From: Adam Barth <w3c@adambarth.com>
Date: Wed, 24 Jun 2009 22:28:37 -0700
Message-ID: <7789133a0906242228r2611a382xcafde34f2d003fc7@mail.gmail.com>
To: "Mark S. Miller" <erights@google.com>
Cc: Anne van Kesteren <annevk@opera.com>, Arthur Barstow <Art.Barstow@nokia.com>, public-webapps <public-webapps@w3.org>, Henry Thompson <ht@inf.ed.ac.uk>
On Wed, Jun 24, 2009 at 10:12 PM, Mark S. Miller<erights@google.com> wrote:
> The server can sensibly wish to reveal a particular piece of information to
> those parties that it thinks should be authorized to learn that information.
> Without assuming your conclusion, why should the server wish to identify
> those parties with ambient origins rather than designated secret tokens?

One reason is to avoid the hassle of sharing secret tokens.

How exactly do you envision secret tokens working?  Suppose Google
Finance wants to let Acme Finance XHR for stock ticker information.
How does Acme Finance get the secret tokens?  Presumably Acme has to
use a fresh token for each request so that Bob's Finance can't just
grab Acme's token from their home page.  Now, for each request, Acme
Finance has to contact Google Finance on the backend and get a token.
Sounds like a pain.

By contrast, CORS makes this use case super easy.

> As security architects, shouldn't we promote mechanisms that encourage
> securable patterns of use?

I don't consider myself a security architect.
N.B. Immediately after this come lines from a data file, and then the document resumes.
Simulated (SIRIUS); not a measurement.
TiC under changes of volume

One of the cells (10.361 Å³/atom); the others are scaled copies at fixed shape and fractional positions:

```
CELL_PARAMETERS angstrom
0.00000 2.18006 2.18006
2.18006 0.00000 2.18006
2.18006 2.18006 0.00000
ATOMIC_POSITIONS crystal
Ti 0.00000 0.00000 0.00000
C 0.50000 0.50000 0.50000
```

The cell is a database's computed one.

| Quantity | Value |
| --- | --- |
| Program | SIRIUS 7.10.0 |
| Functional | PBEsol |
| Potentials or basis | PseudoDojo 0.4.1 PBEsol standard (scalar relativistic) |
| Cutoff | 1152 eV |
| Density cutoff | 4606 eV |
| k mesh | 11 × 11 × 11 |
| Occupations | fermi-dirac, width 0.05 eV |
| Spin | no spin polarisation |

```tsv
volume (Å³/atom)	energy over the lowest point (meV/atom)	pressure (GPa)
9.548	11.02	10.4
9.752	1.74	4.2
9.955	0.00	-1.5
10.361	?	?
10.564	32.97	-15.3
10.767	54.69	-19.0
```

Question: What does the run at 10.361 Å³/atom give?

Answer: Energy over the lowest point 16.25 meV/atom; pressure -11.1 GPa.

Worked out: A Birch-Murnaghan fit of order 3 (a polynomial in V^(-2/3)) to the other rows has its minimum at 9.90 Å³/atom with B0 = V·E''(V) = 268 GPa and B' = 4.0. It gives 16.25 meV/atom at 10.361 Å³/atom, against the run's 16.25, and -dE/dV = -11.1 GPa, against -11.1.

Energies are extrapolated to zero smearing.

>> It is progress to reduce to the frequency of CSRF vulnerabilities.
>
>
>         // in two threads concurrently
>         loop {
>             repeat 100 times {}
>
>             //unprotected critical section begins
>             *p += 1;
>             //unprotected critical section ends
>         }
>
> If we change the number of repetitions in the nested loop from 100 to 1000,
> we reduce the frequency with which this race condition bug corrupts the
> program. Is this progress?

I don't see the connection to what we're discussing.  There's no
randomness in CSRF.  In any case, this part of the discussion is a bit
off topic.  The TAG asked about CORS, not CSRF.